Hannah Price directs the premiere of Stephanie Jacob’s comedic drama
Families are, well, familiar. Often overly so. Stephanie Jacob‘s staged sitcom – at once intricate and clumsy – shows the way we revert to old patterns of behaviour with our nearest and dearest. Set at a Sunday lunch at an old family home, it shows the family unit as something fixed – and, at the same time, unfixable.
Louise has gathered her brood back together for the first time in ages: her dishevelled ex Tom and their two twentysomething kids, straight-laced Adam and free-spirited Izzy. It’s an occasion for old jokes and shared memories, but also old wounds and recriminations. While the kids revert to their younger, stroppier selves – Adam, unhelpful with his head in his book; Izzy, attention-seeking at every turn – mum and dad play parents like nothing has changed. Beneath the surface, however, their split has left cracks that can’t be ignored.

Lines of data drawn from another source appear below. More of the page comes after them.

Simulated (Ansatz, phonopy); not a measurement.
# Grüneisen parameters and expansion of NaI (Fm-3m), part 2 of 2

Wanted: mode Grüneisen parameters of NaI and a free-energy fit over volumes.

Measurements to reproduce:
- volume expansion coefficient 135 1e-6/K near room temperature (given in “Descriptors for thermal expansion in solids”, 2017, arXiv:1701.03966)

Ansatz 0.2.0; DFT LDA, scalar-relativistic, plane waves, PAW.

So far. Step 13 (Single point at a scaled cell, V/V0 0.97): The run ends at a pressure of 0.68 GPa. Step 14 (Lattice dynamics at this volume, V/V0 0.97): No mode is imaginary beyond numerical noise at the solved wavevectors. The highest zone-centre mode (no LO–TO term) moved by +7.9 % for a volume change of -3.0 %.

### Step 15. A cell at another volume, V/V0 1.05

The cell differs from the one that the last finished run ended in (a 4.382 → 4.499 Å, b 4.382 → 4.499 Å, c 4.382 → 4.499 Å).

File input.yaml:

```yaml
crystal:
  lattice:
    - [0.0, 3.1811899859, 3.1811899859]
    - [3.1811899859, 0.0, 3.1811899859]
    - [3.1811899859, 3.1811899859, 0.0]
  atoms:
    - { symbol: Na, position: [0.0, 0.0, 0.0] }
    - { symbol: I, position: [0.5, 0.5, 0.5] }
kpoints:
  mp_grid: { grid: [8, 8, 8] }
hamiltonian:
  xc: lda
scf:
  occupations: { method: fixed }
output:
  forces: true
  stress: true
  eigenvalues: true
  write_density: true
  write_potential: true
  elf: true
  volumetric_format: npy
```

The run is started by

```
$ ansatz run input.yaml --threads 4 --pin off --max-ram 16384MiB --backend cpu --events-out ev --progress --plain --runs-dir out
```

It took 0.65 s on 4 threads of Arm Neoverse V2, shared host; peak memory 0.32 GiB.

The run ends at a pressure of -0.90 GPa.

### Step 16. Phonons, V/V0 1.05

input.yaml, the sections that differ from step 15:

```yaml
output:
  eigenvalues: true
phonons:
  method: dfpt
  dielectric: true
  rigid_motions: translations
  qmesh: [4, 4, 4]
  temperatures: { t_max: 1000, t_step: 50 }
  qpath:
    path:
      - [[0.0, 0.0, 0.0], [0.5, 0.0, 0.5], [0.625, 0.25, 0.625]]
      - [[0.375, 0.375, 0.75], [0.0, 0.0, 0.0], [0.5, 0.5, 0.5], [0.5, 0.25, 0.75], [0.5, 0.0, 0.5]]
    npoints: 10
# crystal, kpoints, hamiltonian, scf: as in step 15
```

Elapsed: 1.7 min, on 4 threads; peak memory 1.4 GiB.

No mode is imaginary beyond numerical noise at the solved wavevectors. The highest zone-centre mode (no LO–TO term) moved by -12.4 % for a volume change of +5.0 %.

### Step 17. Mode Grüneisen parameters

It’s a play that makes its point with its form – sometimes fruitfully, sometimes not. Jacob’s writing glitches back on itself – a bit like Nick Payne’s Constellations or Caryl Churchill’s Blue Heart. Each time things sour or come to a head, Again rewinds and starts over, giving the group a second shot to make good. It’s family time as a computer game – lose a life/start a fight, try again/take more care – but it means nothing much matters. Every wrong turn is swiftly undone. Adam repeatedly grabs his coat and storms out, Izzy’s prone to burst into tears and Dad’s always there with a handkerchief. Point made, drama depleted.
Jacob’s driving idea is that families – like Louise’s well-tended garden or Tom’s lovingly varnished kitchen table – take care and cultivation if they’re to work and she writes the rhythms of domesticity rather well. Hannah Price‘s production thrums with a sense of shared history, petty squabbles and, deep down, damage done and undusted. Natasha Little‘s outstanding as a mother keeping her cool, and Chris Larkin finds a sympathetic side to a difficult dad. As Izzy, Rosie Day brings a bright-eyed vitality and a livewire spark that lifts proceedings again and again.
Again has its layers. It abounds with echoes and repetitions – everything from a divorced couple rekindling their romance to Tom’s second wife and kids across town. In linking Izzy and Adam’s personality traits back to their parents, Jacob suggests that we’re all vague facsimiles of the generation above – potentially even destined to repeat their mistakes. Like his mother, Adam tends to get stuck on repeat, safety lock always on, while Izzy’s sexual proclivity, already au fait with infidelity, implies that she is truly her father’s daughter.
But if it’s brisk and chipper, comfortable comedy, Jacob’s play is also fatally self-contained. If it looked beyond the domestic sphere, relating these repetitive, destructive patterns to the wider world, it would be five times the play. We are, as a species, trapped in vicious cycles – politically, economically and environmentally – but without that weight, Again feels quite slight. Diverting enough, but just too familiar.
Again runs at the Trafalgar Studios until 3 March.